Mario, Luigi, and Me

I was never a kid who played video games. And in regular, everyday life circumstances, I don’t think one would have cause to question my motor skills. However, as I learned last night when I made my first attempt at playing a game, I am, as my boyfriend puts it, “special.”

Four year olds are supposed to be able to handle this game I’m playing without dying multiple deaths and falling down at every other step like I do. I’m having a hell of a time aiming my jumps. And I’m getting repetitive stress injury already from the death grip I have on the controller. My little cousin, who is four, plays video games and she’s exponentially better than me. This gaming experiment of mine has lead me to the painful realization that I was a sheltered kid. Robbed of my childhood, not exactly, but in the sit-around-and-play-video-games-all-day way, definitely.

I was raised by a single parent. And we were immigrants, so life was extra hard. My mom had to work, a lot and all the time, to make sure we survived. That meant that I had to pull my weight too. Not only could we not afford a video game system, but even if we could, I wouldn’t have had time to get good at it. I was a latchkey kid at age seven, and my carefree childhood included fun jobs like cooking, cleaning, and studying. To be fair, I have really fond childhood memories of playing on the swings, jump-roping, and chasing after the ice cream man too. And to take full credit for my lack of child-like activities, I really enjoyed cooking and playing school with my dolls (and human friends too), and I hated riding my bike. I know, that’s an anomaly, what kid hates riding a bike? Me, that’s who. I nearly had a nervous breakdown when I was at a bed and breakfast in the Bahamas a few years ago, and the proprietors were kind (evil) enough to lend me a bike to get into town. I had to ride for the first time in a long time, and it was stressful. The good news is, it’s true what they say about never forgetting how to ride a bike. And for a brief while after that forced adventure, I embraced bike riding. I bought myself a mountain bike, a helmet, and a water bottle holder, and went for a ride on the Washington Mall. I rode around all day, and guess what? I didn’t hate it (but I also didn’t like it). I rode my bike a couple of times after that, then never again. My mom ended up selling it on craigslist years later.

So, as you can see, I didn’t have a typical childhood. Since I was a latchkey kid, I wasn’t allowed to leave the apartment after I got home from school, because my mom wouldn’t be able to check in on me if I was out and about. As a concession, I was allowed to have friends over. So I made the most of it and held snack parties for my friends after school every day. My Old Bay fries and macaroni and cheese (from a box, but embellished) were all the rage in my elementary school. My soirees were exclusive events, VIP  functions that even the coolest kids in class coveted an invitation too. Between my home economic skills and my sarcastic sense of humor, no one seemed to notice that I couldn’t run a mile in under 12 minutes (the maximum time allotted, in which one could supposedly walk it – utterly untrue, because I did walk it and it took me longer than 12 minutes), or hit a softball, or that I never rode my bike.

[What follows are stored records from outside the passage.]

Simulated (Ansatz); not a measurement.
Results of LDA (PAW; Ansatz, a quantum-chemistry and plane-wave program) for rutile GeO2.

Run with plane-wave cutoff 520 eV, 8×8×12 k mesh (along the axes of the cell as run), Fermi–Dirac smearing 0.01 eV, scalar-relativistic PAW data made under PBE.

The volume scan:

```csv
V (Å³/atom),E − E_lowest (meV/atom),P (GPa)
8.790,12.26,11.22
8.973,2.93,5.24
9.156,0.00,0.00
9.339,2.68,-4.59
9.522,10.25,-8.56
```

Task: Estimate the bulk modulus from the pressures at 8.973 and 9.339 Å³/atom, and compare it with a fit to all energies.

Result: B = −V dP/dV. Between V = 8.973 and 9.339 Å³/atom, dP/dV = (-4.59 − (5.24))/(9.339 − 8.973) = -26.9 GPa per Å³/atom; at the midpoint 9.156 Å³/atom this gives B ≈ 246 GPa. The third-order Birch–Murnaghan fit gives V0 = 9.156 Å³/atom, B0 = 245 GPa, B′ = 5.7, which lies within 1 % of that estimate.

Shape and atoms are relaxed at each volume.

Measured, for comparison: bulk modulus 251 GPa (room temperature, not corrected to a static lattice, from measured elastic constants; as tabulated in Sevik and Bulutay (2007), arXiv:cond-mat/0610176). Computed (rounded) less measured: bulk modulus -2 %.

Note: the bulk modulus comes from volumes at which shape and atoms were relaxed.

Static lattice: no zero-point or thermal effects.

And obviously, the things I got practice at as a kid paid off, and the ones I didn’t, I’m still stunted at. I can throw a dinner party for twelve people with a day’s notice and whip out a nine-course meal, no problem. But I can’t get my Mario past level 1. I could win a contest for speed cleaning, but I’m clueless (and disinterested) as to the rules of any sport. If I wanted to, I could write a novel and probably get it published, but I’ve never watched a single episode of Teenage Mutant Ninja Turtles. I can distill caffeine from tea leaves and make aspirin from scratch (I was a science major in college), but I have no idea what Laffy Taffy tastes like (nor do I want to – yuck).

At the end of the day, life is uniquely experienced, for some of us more than others. And we all have our strong suits, and things we naturally (or by design) excel at. And being a healthy adult is about accepting ourselves and loving ourselves for who we are, not being down about who we’re not. But I’ll be damned if I can’t get past level 1 this weekend! I’ve already turned down enjoying this beautiful day outside, to stay in and practice playing. And guess what, that cute little Italian plumber may not be for me in the end, but that’s why I also got a doctor game – I get the feeling I’ll do better at that one. Oh wait, there are cooking games too, right?!